The dollar rose on Friday, heading for its fifth consecutive weekly gain.
Traders are evaluating the latest economic data and amid strong expectations for the Federal Reserve to lower interest rates in June.
The yen remained stable at around 150 yen to the dollar, while the dollar index, which measures the performance of the US currency against six major currencies, rose 0.13% to 104.40 on Friday.
The dollar fell on Thursday after mixed US data, with retail sales falling more than expected in January, while a separate report highlighted labor market strength.
Strong US data dashed expectations of early and deep interest rate cuts from the Federal Reserve.
According to CME’s Fed Watch tool, traders now expect an 80% chance of rate cuts in June, compared to expectations in the markets that the Fed would begin cutting rates in March.
Traders now expect rate cuts by 94 basis points this year, which is closer to the Federal Reserve’s expectations of a 75 basis point cut, and significantly lower than the expected 160 basis point cut by the end of 2023.
The Japanese yen fell 0.22% to 150.26 against the dollar, hovering around the 150 level, which could prompt potential intervention from Japan.

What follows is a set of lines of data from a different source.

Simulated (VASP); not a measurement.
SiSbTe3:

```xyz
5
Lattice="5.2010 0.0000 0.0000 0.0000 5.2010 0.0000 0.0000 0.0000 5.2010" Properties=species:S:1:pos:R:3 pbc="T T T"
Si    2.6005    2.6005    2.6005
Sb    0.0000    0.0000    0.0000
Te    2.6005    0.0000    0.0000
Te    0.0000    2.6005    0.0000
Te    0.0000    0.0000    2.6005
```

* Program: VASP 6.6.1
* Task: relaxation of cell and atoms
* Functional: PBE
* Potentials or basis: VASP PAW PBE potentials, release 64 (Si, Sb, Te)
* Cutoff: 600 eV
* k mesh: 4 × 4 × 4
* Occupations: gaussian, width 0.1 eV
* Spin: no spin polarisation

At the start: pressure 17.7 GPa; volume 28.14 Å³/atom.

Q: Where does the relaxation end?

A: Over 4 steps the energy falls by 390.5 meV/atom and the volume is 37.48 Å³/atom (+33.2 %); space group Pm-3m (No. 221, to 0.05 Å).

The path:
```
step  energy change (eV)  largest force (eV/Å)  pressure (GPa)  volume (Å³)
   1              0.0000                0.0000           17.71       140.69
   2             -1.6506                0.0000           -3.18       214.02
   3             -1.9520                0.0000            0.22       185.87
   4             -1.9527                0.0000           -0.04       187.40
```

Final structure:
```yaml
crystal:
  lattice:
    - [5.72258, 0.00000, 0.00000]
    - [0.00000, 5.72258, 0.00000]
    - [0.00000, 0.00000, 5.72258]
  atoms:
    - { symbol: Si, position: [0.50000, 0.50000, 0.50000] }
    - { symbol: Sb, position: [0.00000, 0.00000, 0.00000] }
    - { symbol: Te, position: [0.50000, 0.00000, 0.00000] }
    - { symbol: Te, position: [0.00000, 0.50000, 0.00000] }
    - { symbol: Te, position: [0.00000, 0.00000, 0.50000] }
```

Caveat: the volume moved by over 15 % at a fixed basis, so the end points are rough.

The yen, which is heavily influenced by US interest rates, has lost 6% against the dollar this year as traders have scaled back their expectations of US interest rate cuts.
Meanwhile, the euro fell 0.11% to $1.0761, heading for a slight decline for the week and nearing its lowest level in three months at $1.0695, touched earlier this week.
The pound fell to $1.2582, a 0.15% decline during the day and a 0.4% loss for the week.
The Australian dollar declined 0.08% to $0.65195, while the New Zealand dollar fell 0.16% to $0.60965.